Is marching really worth It?

Walker marching band. (Photo: Bridget Coila, Wiki Commons)

When a senior at Cohen College Prep finishes their classes for the day, they then have three minutes to get to marching practice. And this isn’t a typical “marching band” that many may think of with just instruments and band members. This is a “marching unit,” which consist of drill team, cheerleaders, the band, and the flag team. All of these different groups come together to be one unit, and even though this looks like an ideal family, it is actually an extracurricular activity that can lead students away from their overall goals.

Throughout their years in high school, students are part of a lot of activities, but senior years is the most important year. College applications, standardized testing, intense school work, and outside jobs all come to a head at the end of high school. With all of this happening, marching can easily cut into all of these activities and distract the student.

In the marching unit, seniors have to stick to a very strict schedule. The marching practices last for about three hours, and these happen on a daily basis (with the exception for Friday). Yet, don’t be fooled, Friday nights are not free nights,; they are game nights, and Saturday often lends itself to another practice, so both the weekend and the week are dedicated to marching.
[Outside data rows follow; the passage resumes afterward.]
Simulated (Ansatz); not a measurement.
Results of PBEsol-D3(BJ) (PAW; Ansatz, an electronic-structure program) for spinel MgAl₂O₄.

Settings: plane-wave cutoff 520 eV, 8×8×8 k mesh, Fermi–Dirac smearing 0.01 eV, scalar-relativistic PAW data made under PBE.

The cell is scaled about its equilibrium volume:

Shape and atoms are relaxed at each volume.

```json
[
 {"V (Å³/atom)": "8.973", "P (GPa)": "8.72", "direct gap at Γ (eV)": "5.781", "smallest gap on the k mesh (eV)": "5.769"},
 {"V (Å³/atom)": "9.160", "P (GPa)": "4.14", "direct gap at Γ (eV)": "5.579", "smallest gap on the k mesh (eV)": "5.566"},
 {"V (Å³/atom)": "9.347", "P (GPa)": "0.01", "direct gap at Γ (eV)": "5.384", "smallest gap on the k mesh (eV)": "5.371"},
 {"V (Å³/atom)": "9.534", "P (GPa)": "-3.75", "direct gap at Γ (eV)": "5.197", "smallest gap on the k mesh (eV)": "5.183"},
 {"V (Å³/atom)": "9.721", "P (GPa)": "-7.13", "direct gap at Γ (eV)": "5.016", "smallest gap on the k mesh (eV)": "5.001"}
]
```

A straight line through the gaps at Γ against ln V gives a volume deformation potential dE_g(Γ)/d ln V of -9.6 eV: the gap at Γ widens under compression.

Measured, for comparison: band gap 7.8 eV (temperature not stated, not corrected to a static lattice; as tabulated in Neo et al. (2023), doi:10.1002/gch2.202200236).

Games require marching members to arrive at 1:00 PM in order to prep, get ready, and practice before the game starts. Then, the unit performs throughout the game. But, when the game is over and the players all go home, it’s not over for the marching unit. With students being minors, there are many rules that are put on them. For instance, a member of the marching unit cannot leave the game when it is finished, they must return to school first. During that time, there is no talking to any outsiders, and even if the unit member lives blocks away from the stadium, they must ride the bus with the others and get picked up from the school.

As Jordyn Smith, a previous senior at Cohen and a captain of the dance team explains, “Nobody has time for this.” She says this with anger in her eyes as she further explains, “I just want to go home. I’m tired.” These words come after finishing a long night of dancing and cheering on the team for hours. This feeling of “we have no time,” is a feeling that many senior in the marching unit feel. That’s because as soon as they get home from a game or practice, they then have to return home to homework and college prep work. Plus, this is just regular nights and weekends. There is also the beloved and dreaded time in the spring — Mardi Gras.

During Mardi Gras, Cohen alone marches five parades back-to-back. This is in the rain, the cold, and at night. Other times, it is when it is hot and marching members are covered in long-sleeve shirts and sweating non-stop, but because there’s an audience, the show must go on. Mardi Gras nights usually end around 11:00 PM, sometimes moving into 12:00 AM, and then the next day, the students have to be at school as early as 8:00, ready to work (again!).

Nicole Young, the former executive director at Bard Early College, talks about the importance of time management when it comes to being a high school student, an early college student, and a student who participates in extracurricular activities. Although students may miss class for a good cause, they will fall behind, and this can jeopardize their futures.

So, with all of these complications, it could leave someone wondering why a student would even want to march. For one thing, a lot of these students have been marching their whole life, beginning band as young as five years old. On top of that, marching is a way to keep students on track, even though it is a lot of work. Quite often, it can even keep students out of trouble because when students join marching band, they learn discipline. They have to learn that there are consequences, such as squats, frog jumps, and running stairs for being late, dropping your stick, cursing or being disrespectful.

Beyond the discipline the marching unit instills, the students also get an opportunity to be leaders of their team. That means they get to learn about their team rather than just themselves. That unit is like a family for a lot of these students. If one person does something remarkable, it doesn’t count as much, but when the whole team looks good, it’s jaw dropping. Everyone is on beat, the band is loud, the flags are swinging, batons are twirling fast, the dancers are stomping, the cheerleaders are screaming, and the crowd is on their feet, trying to yell louder than the band.

Let’s be honest, though, no one is louder than the marching band.

But, it’s important not to forget that as beautiful as this loud, young, and vibrant family is, seniors have to take care of business because they can’t march forever. If they are not planning to be in a band in college, then they need to put their focus on getting into school and their grades being the best that they can be. Not to mention their mental health since all of these expectations can be stressful and even cause anxiety or depression.

So being in a marching unit can create memories for a lifetime, but it can also take away from what seniors really need to have on their mind — graduation and their future.


Rennell Clark is a Bard Early College and Cohen College Prep High School graduate.